After three days of troubleshooting, Elena still hasn’t written a single line of code. When she asks her colleagues for help, she hears: “Oh yeah, the setup process is tricky. You need to follow these undocumented steps first…”

System pollution

# Installed globally 18 months ago
go install github.com/golangci/golangci-lint/cmd/golangci-lint@v1.43.0

Over time, Ada customized her global GolangCI-Lint configuration by adding rules to her ~/.golangci.yml file. She gradually enabled more linters, tweaked their settings, and added custom exclusions based on her preferences. These customizations accumulated over many projects, with Ada rarely documenting which specific configuration was required for which project.

Six months later, the team adopted a CI pipeline that used GolangCI-Lint v1.50.0 with a project-specific configuration file. However, Ada continued using her globally installed v1.43.0 with her custom global configuration during local development. When new developer Marco joins the team, he follows the documented setup process:

# As specified in current documentation
go install github.com/golangci/golangci-lint/cmd/golangci-lint@v1.50.0

When Marco runs the code quality checks locally, they pass without issues. However, when he pushes his first pull request, the CI pipeline fails with multiple linting errors. Confused, he approaches Ada for help.

“That’s strange,” Ada says. “Let me check your code… I don’t see any linting errors when I run it on my machine.”

Solution

If all these development environment issues sound familiar, you’ve come to the right place. Both mise and nix-shell aim to solve these persistent challenges, but they take fundamentally different approaches to the problem. Let’s discuss mise first.

mise: The Unified Tool Version Manager

Philosophy and Design

mise positions itself as “the unified tool version manager.” Created by Jared Forsyth, it’s designed to be a successor to asdf , functioning as a one-stop solution for managing multiple language runtimes and tools.

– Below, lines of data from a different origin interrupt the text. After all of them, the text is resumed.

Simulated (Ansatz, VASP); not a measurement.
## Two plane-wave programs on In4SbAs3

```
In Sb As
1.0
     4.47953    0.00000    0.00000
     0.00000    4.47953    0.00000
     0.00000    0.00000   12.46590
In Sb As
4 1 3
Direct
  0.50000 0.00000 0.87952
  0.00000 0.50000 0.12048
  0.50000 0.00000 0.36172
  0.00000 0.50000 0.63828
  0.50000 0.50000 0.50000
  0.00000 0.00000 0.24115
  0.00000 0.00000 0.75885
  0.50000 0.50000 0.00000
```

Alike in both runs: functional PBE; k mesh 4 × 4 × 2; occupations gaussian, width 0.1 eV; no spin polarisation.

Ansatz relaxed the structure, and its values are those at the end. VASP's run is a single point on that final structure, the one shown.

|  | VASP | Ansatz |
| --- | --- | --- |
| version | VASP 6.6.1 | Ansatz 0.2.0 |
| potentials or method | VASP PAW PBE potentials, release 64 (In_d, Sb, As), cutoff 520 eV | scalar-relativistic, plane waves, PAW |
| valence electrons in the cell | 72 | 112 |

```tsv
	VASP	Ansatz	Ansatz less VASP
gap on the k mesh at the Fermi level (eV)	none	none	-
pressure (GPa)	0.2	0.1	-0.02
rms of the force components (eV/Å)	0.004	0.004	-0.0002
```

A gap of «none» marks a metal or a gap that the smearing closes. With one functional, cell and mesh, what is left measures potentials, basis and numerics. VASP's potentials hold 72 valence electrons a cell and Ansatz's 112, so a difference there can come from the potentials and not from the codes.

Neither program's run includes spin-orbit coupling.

mise’s core philosophy is simplicity with power. It focuses on providing an intuitive interface for developers to specify, install, and switch between different versions of programming languages and tools without deep system integration.

Key Features

1. Global Configuration via ${HOME}/.mise.toml

mise uses a declarative approach through a .mise.toml file:

[tools]
node = "18.12.1"
python = "3.11.2"
rust = "1.67.1"

This file specifies exactly which tool versions a project needs, ensuring consistent environments across developers.

2. Plugin System

mise extends functionality through plugins, enabling support for virtually any language or tool. The community maintains plugins for:

• Node.js (just because your language is popular doesn’t make it good), Python (please stop), Ruby (gross!)
• Go, Rust (very niace), zig (neckbeard), Java (what year is it?)
• Database tools (everything is a database when you think about it)
• CLI utilities (don’t say golangci-lint )
• Your own tasks [5]

3. Shims and Runtime Integration

mise works by creating shims that intercept commands and direct them to the appropriate installed version. This approach is less invasive to the system, making it easier to adopt incrementally.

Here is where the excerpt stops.